We are very pleased to announce a new collaboration between the German Archaeological Institute (DAI) and Open Context.
The DAI, one of the world’s largest institutional sponsors of archaeological research, runs a vast array of scientific and cultural heritage preservation programs worldwide. To support these activities, the DAI has recently built a powerful cloud computing infrastructure. DAI will use this infrastructure to provide mirror hosting and backups for AAI’s innovative data publishing program for archaeology, Open Context.
This partnership between the DAI and Open Context represents an important milestone in bringing archaeology to the 21st century. Archaeological research creates digital data of tremendous scale and complexity, making it extremely challenging to manage. The partnership pairs DAI’s successes in digital preservation (through their IANUS project) with Open Context’s powerful model for open access publication of rich data sets, image collections, maps, and other content that until now, rarely saw public exposure. There are some functionalities in this version that present a tighter integration with Arachne (the central objects archive of the DAI and the Archaeological Institute of the University of Cologne):
Example 1: Bucchero (Etruscan ceramic type)

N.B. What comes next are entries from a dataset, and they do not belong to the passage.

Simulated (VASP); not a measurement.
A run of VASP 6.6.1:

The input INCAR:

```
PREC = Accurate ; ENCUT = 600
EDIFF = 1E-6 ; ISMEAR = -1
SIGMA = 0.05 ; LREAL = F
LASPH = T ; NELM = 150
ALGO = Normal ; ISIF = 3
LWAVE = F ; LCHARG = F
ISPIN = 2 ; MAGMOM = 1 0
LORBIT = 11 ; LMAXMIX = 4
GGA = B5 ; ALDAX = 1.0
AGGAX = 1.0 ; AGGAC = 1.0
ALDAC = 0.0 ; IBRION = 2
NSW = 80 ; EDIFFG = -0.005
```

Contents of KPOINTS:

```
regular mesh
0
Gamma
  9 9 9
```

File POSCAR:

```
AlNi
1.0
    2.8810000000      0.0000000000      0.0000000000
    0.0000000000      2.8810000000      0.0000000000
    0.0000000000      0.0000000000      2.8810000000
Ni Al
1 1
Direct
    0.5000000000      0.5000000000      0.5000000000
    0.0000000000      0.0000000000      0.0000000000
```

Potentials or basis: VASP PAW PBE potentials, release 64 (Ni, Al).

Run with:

Example 2: Oinochoe (vessel form)
This marks the beginning of a new phase of collaboration to make information sharing easier and more efficient. Over the next year, the DAI will pilot use of Open Context for disseminating their own data, starting with zooarchaeological collections. Additional collaboration will center on developing Open Context’s open-sourced software to support multiple languages and expand its capabilities for data visualization and analysis. At the same time, mirroring Open Context on the DAI cloud more than doubles Open Context’s capacity and performance while providing additional permanent safeguards for the irreplaceable data it publishes.
Funding to develop this partnership came from a joint fellowship program offered by Harvard University’s Center for Hellenic Studies and the German Archaeological Institute. Additional funding came from the J.M. Kaplan Fund and a U.S. National Endowment for the Humanities – Digital Humanities Implementation Grant.